'No legal obligation' to migrants trapped on border

Government says fence is now the de facto border between Egypt and Israel; IDF deny supplies from activists.

Israel-Egypt border fence 370 (photo credit: Hadas Parush)
Israel-Egypt border fence 370
(photo credit: Hadas Parush)
Israel has no legal obligation to allow a group of African migrants waiting on the western side of the Egypt-Israel border fence to enter the country, the government said on Wednesday.
In a statement sent to The Jerusalem Post on Wednesday, a government spokesman said that “according to international practices and binding precedents, the fence is a de facto border, and therefore anyone who is beyond it is not located in Israeli territory and is therefore not eligible for automatic entry.”
“There has been no determination by any international body according to which Sudanese or Eritrean citizens are persecuted in Egypt or that their lives are in danger. Therefore, there is no legal obligation to allow entry into Israel of those who are near the fence,” the spokesman continued.
The statement was sent as a group of 20 African migrants spent their sixth day crouched against the Egypt-Israel border fence, unable to enter Israel and not willing to remain in Egypt, where they could face abuse by Beduin smugglers, or be returned to their home countries by Egyptian authorities, where they would likely face persecution since they are assumed to be from Eritrea.
On Wednesday, a group of activists said that when they arrived around midnight Tuesday at the stretch of the fence near Kadesh Barnea, they were sent away by IDF troops who showed them a warrant issued the night before ruling the area a closed military zone.
In addition, they said that they spoke to a battalion commander at the scene who told them that the army is not providing food for the migrants.
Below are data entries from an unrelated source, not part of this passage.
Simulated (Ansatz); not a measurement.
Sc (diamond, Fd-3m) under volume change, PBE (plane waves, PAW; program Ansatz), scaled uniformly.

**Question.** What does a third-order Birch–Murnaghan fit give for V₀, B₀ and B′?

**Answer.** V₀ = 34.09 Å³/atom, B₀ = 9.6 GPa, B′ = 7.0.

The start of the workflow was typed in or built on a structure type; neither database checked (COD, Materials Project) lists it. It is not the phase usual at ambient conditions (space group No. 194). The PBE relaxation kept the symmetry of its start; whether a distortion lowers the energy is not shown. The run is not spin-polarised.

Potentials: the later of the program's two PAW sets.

On Wednesday morning the organization sent another carload of volunteers to the fence with food and water to pass on to the migrants.
Interior Minister Eli Yishai on Wednesday said, “I am not indifferent to the suffering of the infiltrators next to the border, but it is my responsibility to first worry about [Israel] and its citizens.”
He vowed that Israel “will continue its police of defending its identity, even at the expense of criticism from within Israel and around the world. This is not out of a desire to do the infiltrators wrong, it is out of a desire to take care of the country and our children.”
Yishai’s statement goes on to quote the Prime Minister’s Office, saying the office had said that on Wednesday, the Attorney-General’s Office ruled that the state is not legally required to allow the migrants to enter Israel.
A spokesman for the Justice Department said that no such statement was made by Attorney- General Yehuda Weinstein on Wednesday, and they do not know what Yishai’s office based this upon.
The interior minister’s comments came a week after he said that he would start working to jail and deport Sudanese migrants beginning in mid-October, adding that he would also try to find ways to deport Eritrean migrants, who make up the vast majority of the more than 60,000 African migrants in Israel.
Both Eritreans and Sudanese would be in danger of persecution if returned to their home countries by Israel.
Meretz party head Zehava Gal-On called on Defense Minister Ehud Barak to allow the entry of the Eritrean migrants, so they can have their asylum requests heard.
Gal-On quotes reports that the group includes a 14-yearold girl and two women, one of whom was in the latter months of her pregnancy when she reportedly had a miscarriage on Tuesday.
“The State of Israel has a moral responsibility to carry out the steps to examine if these are asylum workers who would face danger to their lives if they are not allowed to enter Israel and are sent back to where they came from,” she said.
The group of around 20 migrants are at the moment sitting on the desert floor in a sort of limbo, within Israeli territory but on the wrong side of the border fence, and deadset on not being returned to Egyptian authorities.
The IDF Spokesman’s Office said in response, “According to directions by the political echelon and the government, IDF forces are working to prevent illegal aliens from entering Israel through its western border.
“One of the efforts toward achieving this is the construction of a fence along the border. On the western side of the fence, facing Egypt, there is a group of migrants and their entry to Israel is prevented by said fence,” the office said.
Due to humanitarian concerns the IDF is also giving the migrants food and water.
A similar incident took place in early August, when a group of African migrants became stuck in a culvert under the Egyptian-Israel border and were being guarded by IDF troops. The IDF Spokesman’s Office said at the time that “in light of the foreigners’ condition, humanitarian concerns and the unique aspects of the situation, the decision was taken to make an exception and bring them onto the Israeli side of the fence.”
Also in August, a group of Israeli NGOs released a report stating that IDF soldiers are patrolling hundreds of meters within Egyptian territory in order to detain asylum- seekers before they reach Israel and turn them over to Egyptian authorities.
According to official government figures, the nearly complete border fence has significantly cut down on the amount of illegal migrants crossing into Israel. The Population, Immigration and Borders Authority announced this week that over the course of August only 200 illegal migrants entered Israel, as opposed to 2,000 last August.